The use of external KYC vendors is not unusual. However, in this case, the combination of offshore banking, EU customers, biometric processing, crypto funding and high-risk merchant positioning requires a much higher standard of transparency.

Deposit Options: Binance Pay, Bank Transfer, Instant Bank Transfer, Crypto And Kingdom Cash

Inside the portal, FinTelegram observed the following deposit methods:

The Kingdom Bank and its deposit rails
  • Binance Pay;
  • Instant Bank Transfer;
  • Bank Transfer;
  • Crypto;
  • Kingdom Cash.

This funding menu is revealing. It indicates that The Kingdom Bank is not merely presenting itself as a traditional offshore bank account provider. It operates more like a digital banking/payment platform integrating crypto, account-to-account payments and alternative deposit methods.

From an AML perspective, the coexistence of fiat bank transfers, instant payments, crypto and Binance Pay increases the importance of transaction monitoring, source-of-funds review, sanctions screening, wallet risk analytics and real-time fraud controls.

Banky Instant Bank Transfer Flow

Swiss Banky facilitates offshore banking scheme the Kingdom Bank

For the Instant Bank Transfer option, The Kingdom Bank redirected to pay.banky.io, a Banky-branded gateway. The Banky screen showed a payment amount of EUR 101.50 and allowed the customer to choose from a list of banks. The list included major UK and fintech banks such as Lloyds Bank, Barclays, Santander, RBS, NatWest, Revolut, HSBC, Monzo, Nationwide, Starling Bank, TSB, Bank of Scotland, Ulster Bank, First Direct, Halifax, Danske Bank, Wise, Allied Irish Banks and Bank of Ireland.

In FinTelegram’s review, the instant bank transfer could not be completed and returned the error message:

“Cannot execute payment at this time.”

The failed transaction does not by itself prove misconduct. However, the flow is relevant because it shows that The Kingdom Bank’s deposit infrastructure appears to connect to open-banking-style account-to-account payment rails. This is the type of infrastructure frequently observed in modern high-risk payment ecosystems because it can bypass card-chargeback rails and move customer funds directly from bank accounts.

For Rail Atlas purposes, Banky should be treated as a relevant payment gateway layer in The Kingdom Bank deposit stack.

Ordinary Bank Transfer: Polish Speedy AG Rail

The most important operational finding is the ordinary bank-transfer deposit instruction. The Kingdom Bank portal instructed the user to make a transfer to bank details showing:

Bank Name: Speedy AG spółka z ograniczoną odpowiedzialnością
Domain: Banky.io
IBAN: PL21636000030000000000486992
BIC/SWIFT: SSOPPLP2XXX
Bank Number: 636
Account Number: 636000030000000000486992
Account Owner: The Kingdom Bank Corporation
Reference: D9187185

This means that, in the tested deposit flow, the EU-side funding account was not shown as a direct The Kingdom Bank account at a traditional EU bank. Instead, it was a Polish Speedy AG payment-institution rail where the account owner was The Kingdom Bank Corporation.

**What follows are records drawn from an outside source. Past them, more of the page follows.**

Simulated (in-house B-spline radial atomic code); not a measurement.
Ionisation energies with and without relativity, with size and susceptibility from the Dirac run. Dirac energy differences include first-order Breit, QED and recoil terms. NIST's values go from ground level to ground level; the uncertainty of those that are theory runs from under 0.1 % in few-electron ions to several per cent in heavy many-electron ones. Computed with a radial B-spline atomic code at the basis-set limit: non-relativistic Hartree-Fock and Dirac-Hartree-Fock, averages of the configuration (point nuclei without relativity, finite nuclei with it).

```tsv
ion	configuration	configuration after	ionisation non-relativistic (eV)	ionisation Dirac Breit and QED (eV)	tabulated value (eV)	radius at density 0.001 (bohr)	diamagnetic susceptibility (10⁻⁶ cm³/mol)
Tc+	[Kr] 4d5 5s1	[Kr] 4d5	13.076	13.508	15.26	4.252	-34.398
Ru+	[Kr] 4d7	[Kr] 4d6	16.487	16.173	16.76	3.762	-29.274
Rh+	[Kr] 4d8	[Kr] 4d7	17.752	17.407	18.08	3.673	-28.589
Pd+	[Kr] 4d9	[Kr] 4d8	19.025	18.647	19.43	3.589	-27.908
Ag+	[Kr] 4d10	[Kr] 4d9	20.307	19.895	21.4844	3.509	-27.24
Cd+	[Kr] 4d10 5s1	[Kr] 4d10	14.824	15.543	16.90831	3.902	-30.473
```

Speedy AG sp. z o.o. is a Polish payment institution. Polish regulator KNF granted Speedy AG a national payment institution licence in August 2024. Public sources identify its BIC/SWIFT as SSOPPLP2XXX.

This finding gives The Kingdom Bank an EU payment-rail footprint. It also creates a clear regulatory question: how is a Dominica offshore bank using a Polish payment institution account to receive customer deposits from EU residents?

The Speedy / Zubari Connection

The Speedy finding is particularly sensitive because public Polish register and business data indicate that Nebil Serkan Zubari (LinkedIn) is connected to Speedy AG sp. z o.o. as a board / representative figure and beneficial owner through Speedy Group Holding Limited. Zubari is also the key person behind The Kingdom Bank.

Public sources identify Zubari as the founder and CEO of The Kingdom Bank. The bank’s own blog states that Zubari is the founder and current CEO, while an English court decision in The Kingdom Bank Corporation v Moorwand Ltd identifies Zubari as a director of The Kingdom Bank. West Ham United’s official partnership communication also refers to him as founder of The Kingdom Bank.

This creates an important network-level compliance issue. The flow observed by FinTelegram suggests that The Kingdom Bank customer funds may be routed through a Polish payment institution connected to the same principal behind the offshore bank. This does not automatically mean the structure is illegal. It may be presented as an internal group or partner infrastructure. But from a compliance perspective, it requires transparency:

  • Is Speedy acting as payment institution, account provider, correspondent partner or technical payment rail for The Kingdom Bank?
  • Does KNF know that Speedy accounts are used for The Kingdom Bank customer deposits?
  • Are The Kingdom Bank customers informed that their funds are received through a Polish payment institution?
  • Is Speedy conducting independent AML monitoring on the underlying The Kingdom Bank customer and transaction risk?
  • Does Speedy classify The Kingdom Bank as a high-risk offshore banking client?
  • Are gambling, crypto or iGaming-related funds processed through the same infrastructure?
  • Are EU customers protected by any EU safeguards, or are they merely sending money to an offshore bank via an EU payment institution?

These are central Rail Atlas questions.

The Kingdom Bank is not an isolated Dominica offshore bank. It appears to sit within a broader Zubari-linked financial infrastructure that also includes Speedy-branded EU/UK payment entities. One of these nodes, Financial House Limited, is FCA-authorised but currently subject to FCA supervisory restrictions. That significantly strengthens the Rail Atlas risk profile.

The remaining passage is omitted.